Thursday, May 6, 2010

Seafood stew




A fresh seafood stew is a tasty dish at any time of the day and when made with the seafood of Galway bay the stew becomes very special indeed. Seafood stew

On a hot summers day what could be better than a fresh seafood stew? Simmered gently in a white wine sauce, a few mushroom and leeks maybe, just for a bit of extra flavour. What’s great about a stew of fish is that just about any fish be it fresh water or from the sea lends its self to this tasty dish. The only important rule to follow is that the fish is fresh. And there are so many types of stew to experiment with, broths, cream stews, tomato based as are common in the Mediterranean countries. The fun with stew is that there is so much scope to experiment. It is important to cook the fish stew slowly as to not allow the pieces of fish to break up. A slow consistent and gentle heat is the secret; also don’t stir the stew much, in particular when the fish is cooked as again this will break up the individual pieces of fish.

For a stew that will feed 4 allow 150 grams of raw fish per person chopped into chunks and bones removed.
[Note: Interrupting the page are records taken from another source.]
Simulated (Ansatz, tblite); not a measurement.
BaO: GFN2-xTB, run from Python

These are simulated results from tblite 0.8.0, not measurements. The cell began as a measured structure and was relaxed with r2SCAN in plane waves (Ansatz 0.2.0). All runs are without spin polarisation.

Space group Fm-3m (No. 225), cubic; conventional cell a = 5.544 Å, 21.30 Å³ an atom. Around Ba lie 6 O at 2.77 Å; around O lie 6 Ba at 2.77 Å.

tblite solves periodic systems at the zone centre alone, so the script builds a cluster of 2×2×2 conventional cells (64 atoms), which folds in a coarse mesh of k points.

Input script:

600 gram mixed fish cut into one inch chunks if using shellfish such as prawns remove the intestine and keep whole

400 ml fish stock
50 ml white wine
20 gram shallots diced fine
50 gram butter
50 gram plain flour
50 ml cream
100 gram button mushrooms cleaned
50 grams leeks chopped fine
20 grams parsley chopped fine

Carrots, courgettes, fennel, celery or any other summer vegetable that takes your fancy can be added at the same time as the mushrooms
Method
1. Place the butter into a thick based saucepan and heat gently, then add the shallots and allow soften.
2. Add the flour and mix with the butter to form a roux, add the stock whisking lightly to incorporate with the roux.
3. Allow cook until the sauce begins to thicken then add the wine and cream.
4. Add the mushrooms and leeks and allow cook lightly.
5. Add the fish and ensure it is well coated with the sauce. Simmer gently until cooked.
6. Finish with chopped parsley and adjust the seasoning; serve with freshly boiled potato.